History of Jinja

Published on 10th July 2007

Established in 1907, Jinja is the second commercial centre in Uganda. It lies in the south east of Uganda, 87 km north east of the capital, Kampala. It is located on the shores of Lake Victoria, near the source of the White Nile river. The city is the chief town of Jinja District, and is considered the capital of the Kingdom of Busoga. It has a population of approximately 106,000, most of them being Bantus.

Initially, Jinja was a fishing village that benefited from being on long-distance trade routes. It was founded in 1907 by the British as an administrative centre for the Provincial Government Headquarters for Busoga region. This was around the time when Lake Victoria's importance in transport rose due to the Uganda Railway linking Kisumu, a Kenyan town on the lake, with Mombasa on the Indian Ocean. Cotton-packing, nearby sugar estates, and railway access all enabled it to grow in size. By 1906 a street pattern had been laid out, and Indian traders moved in from around 1910. The Indians who were Catholic Christians and English-speaking, originated from the former Portuguese colony of Goa on the west coast of India.

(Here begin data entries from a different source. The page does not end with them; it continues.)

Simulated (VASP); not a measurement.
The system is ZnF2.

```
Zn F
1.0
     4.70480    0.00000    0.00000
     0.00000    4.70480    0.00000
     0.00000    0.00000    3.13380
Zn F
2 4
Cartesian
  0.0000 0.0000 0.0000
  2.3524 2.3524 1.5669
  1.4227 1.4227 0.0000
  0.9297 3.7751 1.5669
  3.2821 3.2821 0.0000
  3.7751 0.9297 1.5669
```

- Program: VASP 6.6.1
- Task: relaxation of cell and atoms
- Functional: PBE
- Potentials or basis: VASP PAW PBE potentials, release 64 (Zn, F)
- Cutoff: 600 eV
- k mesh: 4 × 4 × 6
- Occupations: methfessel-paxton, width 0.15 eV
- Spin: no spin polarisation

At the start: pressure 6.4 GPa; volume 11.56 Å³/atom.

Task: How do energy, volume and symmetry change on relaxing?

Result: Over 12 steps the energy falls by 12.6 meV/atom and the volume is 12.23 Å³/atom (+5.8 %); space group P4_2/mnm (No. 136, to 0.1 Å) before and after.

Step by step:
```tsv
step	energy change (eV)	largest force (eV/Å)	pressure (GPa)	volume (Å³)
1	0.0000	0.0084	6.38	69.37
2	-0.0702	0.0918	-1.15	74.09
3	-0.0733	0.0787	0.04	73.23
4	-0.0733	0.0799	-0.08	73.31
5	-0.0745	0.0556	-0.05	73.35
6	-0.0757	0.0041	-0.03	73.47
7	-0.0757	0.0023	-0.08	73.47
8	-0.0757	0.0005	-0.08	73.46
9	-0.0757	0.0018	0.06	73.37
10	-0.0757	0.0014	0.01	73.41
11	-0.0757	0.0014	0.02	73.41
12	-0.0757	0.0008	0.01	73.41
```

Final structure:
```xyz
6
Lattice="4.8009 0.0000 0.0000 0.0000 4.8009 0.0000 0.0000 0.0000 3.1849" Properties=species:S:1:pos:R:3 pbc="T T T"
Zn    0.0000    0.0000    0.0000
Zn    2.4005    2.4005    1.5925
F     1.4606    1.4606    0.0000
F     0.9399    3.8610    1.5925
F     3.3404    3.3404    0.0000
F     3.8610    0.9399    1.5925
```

Jinja remained the capital of Busoga region, and was the industrial heart of Uganda between 1954 and the late 1970s. Power was from the hydroelectric Nalubaale Power Station at the Owen Falls Dam. In the 1960s, Jinja, like all the towns in Uganda, was subtly segregated, with little mixing of white, East Indian and black neighborhoods. The white area was by the lakeside, while the East Indians who were the commercial and the business class and lived in the rest of the town. In 1971 and 1972, Idi Amin expelled East Indians from Uganda. Much of the city’s architecture is Indian-influenced. Many of the East Indians who are now returning to Uganda are choosing to set up businesses in Jinja.

Agriculture here thrives on the fertile soils, abundant water sources and reliable rainfall. Other industries are metal processing, leather and paper processing, grain milling, sugar, some organic fruits and coffee growing for export, and brewing for local sale. There is some local and export fishing on Lake Victoria.  

As the city grew, new roads were constructed. Jinja is a major station on the Uganda Railway and is a port for Lake Victoria ferries. There are many schools here that operate a British-style system of education. Local attractions include white-water rafting, the "Source of the Nile", and Bujagali Falls, which is located downriver from Owen Falls Dam about 8Kms north of Jinja. Bujagali Falls is a world-class spot for kayaking and white water rafting, and also a popular weekend picnic area for local Ugandans. There is an active Hindu temple near Jinja, which has a bronze bust of Gandhi. There is also a Buddhist temple.